There were at least three things going on during this week’s in-and-out ethics debacle in Washington, D.C. For those of you with the good fortune to occupy your days in other ways, allow me to recap in a word: ethicsgate.

Basically, House Republicans held a late-night, closed-door meeting Monday in which they approved new rules that would reduce the Office of Congressional Ethics’ power while increasing the House Ethics Commission’s power.

As the New York Times put it, the latter “is made up of lawmakers who answer to their own party,” so it certainly appeared as if swamp dwellers were encasing their scaly skin in mud even before officially being sworn in for the 115th Congress.

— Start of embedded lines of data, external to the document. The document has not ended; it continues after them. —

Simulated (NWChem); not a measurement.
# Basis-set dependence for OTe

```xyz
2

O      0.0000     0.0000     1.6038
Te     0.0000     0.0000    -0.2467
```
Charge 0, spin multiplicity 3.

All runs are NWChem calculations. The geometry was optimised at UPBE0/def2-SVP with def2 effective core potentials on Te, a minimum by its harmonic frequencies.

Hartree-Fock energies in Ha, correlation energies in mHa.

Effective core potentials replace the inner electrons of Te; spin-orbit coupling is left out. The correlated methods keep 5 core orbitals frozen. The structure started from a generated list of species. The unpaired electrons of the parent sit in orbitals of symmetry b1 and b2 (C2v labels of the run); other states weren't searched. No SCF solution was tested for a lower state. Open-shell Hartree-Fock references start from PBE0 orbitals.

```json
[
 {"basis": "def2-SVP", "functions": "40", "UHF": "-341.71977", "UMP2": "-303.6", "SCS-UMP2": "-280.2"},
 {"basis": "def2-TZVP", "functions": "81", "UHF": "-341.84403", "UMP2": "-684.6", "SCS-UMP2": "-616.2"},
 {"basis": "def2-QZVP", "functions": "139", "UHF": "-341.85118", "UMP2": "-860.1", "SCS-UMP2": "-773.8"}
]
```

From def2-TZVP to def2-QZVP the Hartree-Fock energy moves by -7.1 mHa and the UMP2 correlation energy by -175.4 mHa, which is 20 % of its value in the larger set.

The people reacted. The POTUS-elect reacted. The media reacted. In light of all the hubbub, here are three possible takeaways from #ethicsgate:

  1. A couple of tweets from POTUS-elect Donald Trump shook swamp-dwelling Republican lawmakers to their core, in turn causing them to reverse course on a plan they had set in motion less than 24 hours earlier.
  2. A deluge of tweets and other communications from concerned constituents shook swamp-dwelling Republican lawmakers to their core, yadda yadda.
  3. The whole thing was an elaborate ruse coordinated between Trump and the GOP with the hope of casting a favorable light on Trump, whose cabinet appointments and other broken promises have turned former supporters against him.

As usual with these things, there’s no way to know for certain, and the reality may very well be a mix of all three factors/theories.

It remained clear, however, that various media had made up their minds early on as to the cause of the reversal.

Theory 1: Trump’s tweets as trump cards

The Hill wasted no time in covering Trump’s tweeted criticism of the House’s overnight subterfuge, with only about an hour separating the tweet and this headline: Trump slaps GOP for vote on ethics watchdog.

Here’s what The Donald had to type:

A short time later, The Hill doubled down on attributing the GOP’s reversal solely to Trump’s tweet. That story was posted at 12:11 p.m. Tuesday, shortly after C-SPAN posted an alert at the bottom of their live House coverage just before noon Eastern time.

Perhaps the best support for this theory, however, came from The Washington Post’s coverage, in which former house ethics chairman Rep. Charlie Dent (R-Pa.) said Trump’s online criticism was brought up during the meeting that eventually scuttled the plans.

Theory 2: GOPers change course after public outcry

The Huffington Post seemed loathe to give all the credit to Trump, instead opting to include lawmakers and watchdog groups as at least secondary motivators for Republican leadership abandoning the Good Ship Unethicalpop.

HuffPo cited watchdog groups Campaign for Accountability, Citizens for Responsibility and Ethics in Washington, League of Women Voters, Judicial Watch and Common Cause as vocal in their opposition to legislative leaders’ plans. At least one North Carolina representative was “surprised” by the number of calls his office received in criticism of the proposed rule changes, HuffPo reported.

Theory 3: One big wag the dog

Admittedly, this final takeaway can likely be filed with the Tinfoil Hat Bureau, but in an election year in which Russian hackers have been accused of rigging the election in favor of a billionaire-businessman-turned-bankrupt-casino-magnate-turned-reality-TV-star, it seems within the realm of possibility.

To what end, though?

Well, a Nov. 22 article from the UK’s Independent notes that Trump broke promises or reversed positions on four key issues during an interview with the NY Times (which he had originally cancelled but then re-arranged with new rules).

With the feathers of his base thoroughly ruffled at the thought of Hillary Clinton escaping prosecution (among other high-profile post-election flip flops), it could be a move to appear sympathetic to Democrats. It’s like when a bully suddenly stops being an outright dick and modestly offers you something flatly decent, only the offering appears instead as if a saint had appeared to vanquish all evils abounding.

But keep in mind the language of Trump’s tweets criticizes not exactly the gutting of the current ethics oversight itself but rather the timing, and it acknowledges an “unfair” quality of it, so it could just be the latest flip with a flop soon to fall afterward.